After more than two decades of starts and stops, the long-planned redevelopment of the vacant Lathrop Homes along the North Branch of the Chicago River is finally set to move. City and housing officials say the shuttered south side of the campus, scarred by boarded windows and graffiti, will get a mix of restored rowhouses and new construction. The decision follows a series of funding votes and agency approvals that local advocates have spent years both pushing for and protesting.

CHA signs off on Phase 1C

At its January meeting, the Chicago Housing Authority Board of Commissioners approved an additional $4 million in CHA loan funds to complete Phase 1C of the Lathrop redevelopment, which the agency says will deliver 309 new and renovated mixed-income rental units across seven preserved buildings and one new construction building, according to the Chicago Housing Authority. The agency said rising construction costs created a financing gap and that financial closing and construction are anticipated in the summer of 2026. So far, the multi-phase project has restored nearly 488 units and returned 179 CHA subsidized homes to the campus, the agency adds.

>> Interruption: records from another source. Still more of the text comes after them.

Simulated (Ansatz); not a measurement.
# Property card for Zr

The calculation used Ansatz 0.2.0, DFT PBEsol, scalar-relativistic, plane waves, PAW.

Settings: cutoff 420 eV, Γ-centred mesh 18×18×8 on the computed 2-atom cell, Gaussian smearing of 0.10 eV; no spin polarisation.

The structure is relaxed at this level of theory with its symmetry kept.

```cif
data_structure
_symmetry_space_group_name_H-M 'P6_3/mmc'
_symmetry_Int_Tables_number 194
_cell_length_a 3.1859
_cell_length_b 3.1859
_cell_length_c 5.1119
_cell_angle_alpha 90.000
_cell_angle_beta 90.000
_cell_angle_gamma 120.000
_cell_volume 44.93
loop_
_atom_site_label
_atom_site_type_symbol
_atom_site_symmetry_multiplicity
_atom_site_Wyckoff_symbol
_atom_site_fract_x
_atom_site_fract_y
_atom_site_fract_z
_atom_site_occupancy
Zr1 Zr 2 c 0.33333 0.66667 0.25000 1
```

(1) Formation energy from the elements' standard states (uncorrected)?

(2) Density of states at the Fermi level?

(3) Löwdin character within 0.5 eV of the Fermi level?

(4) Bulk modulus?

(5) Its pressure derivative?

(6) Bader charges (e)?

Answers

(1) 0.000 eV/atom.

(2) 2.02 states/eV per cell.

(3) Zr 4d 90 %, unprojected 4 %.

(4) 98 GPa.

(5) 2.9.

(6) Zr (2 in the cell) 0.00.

City money helps bridge the gap

The City Council expanded the Diversey/Chicago River tax increment financing district, boosting the pool for Lathrop’s south campus to about $60 million, a change intended to help cover the roughly $200 million cost of Phase 1C, as reported by Block Club Chicago. The TIF amendment is intended to direct money toward retrofits and, in some cases, demolition to make way for rebuilt housing and riverfront access. Officials say the city, CHA and federal credits will be combined to close the financing shortfall created by higher construction prices.

Neighbors say promises remain unkept

Neighbors and housing advocates have pressed the CHA for years, arguing the agency moved too slowly and left buildings south of Diversey to deteriorate. Protesters have marched and organized under groups like Preserve Lathrop Homes, and Block Club Chicago quoted CHA Commissioner Francine Washington saying, “I keep saying something is wrong with this picture, and I’m not going to keep saying it.” The conditions at the shuttered south campus, including boarded windows and graffiti, were documented in a recent CBS News Chicago report, and those images have sharpened calls for faster action.

Who’s building it and what to expect

The Lathrop Community Partners, a team led by Related Midwest with nonprofit partner Bickerdike and Heartland Alliance, remains the development partnership charged with carrying out the multi-phase plan, according to Bickerdike Redevelopment Corporation. Local construction coverage says Phase 1C will rehabilitate seven historic multifamily buildings, demolish a handful of others, add a new mid-rise structure and convert the old powerhouse into commercial space, as reported by Chicago Construction News. Designers on the project include bKL Architecture and others, and the site plan is meant to reopen nearly a half mile of riverfront to public access.

What happens next

With CHA board approval and the city’s TIF amendment in place, officials expect financial closing and a groundbreaking in Summer 2026, with Phase 1C work aiming for completion by the end of that year, CHA materials say. Reporting by The Real Deal notes the phase will deliver 309 units total, roughly 213 of which are expected to be public housing or affordable units, a split advocates have watched closely. If the schedule holds, hundreds of long empty apartments on Lathrop’s south campus would begin returning to use within months, altering a riverfront stretch that has sat largely idle for years.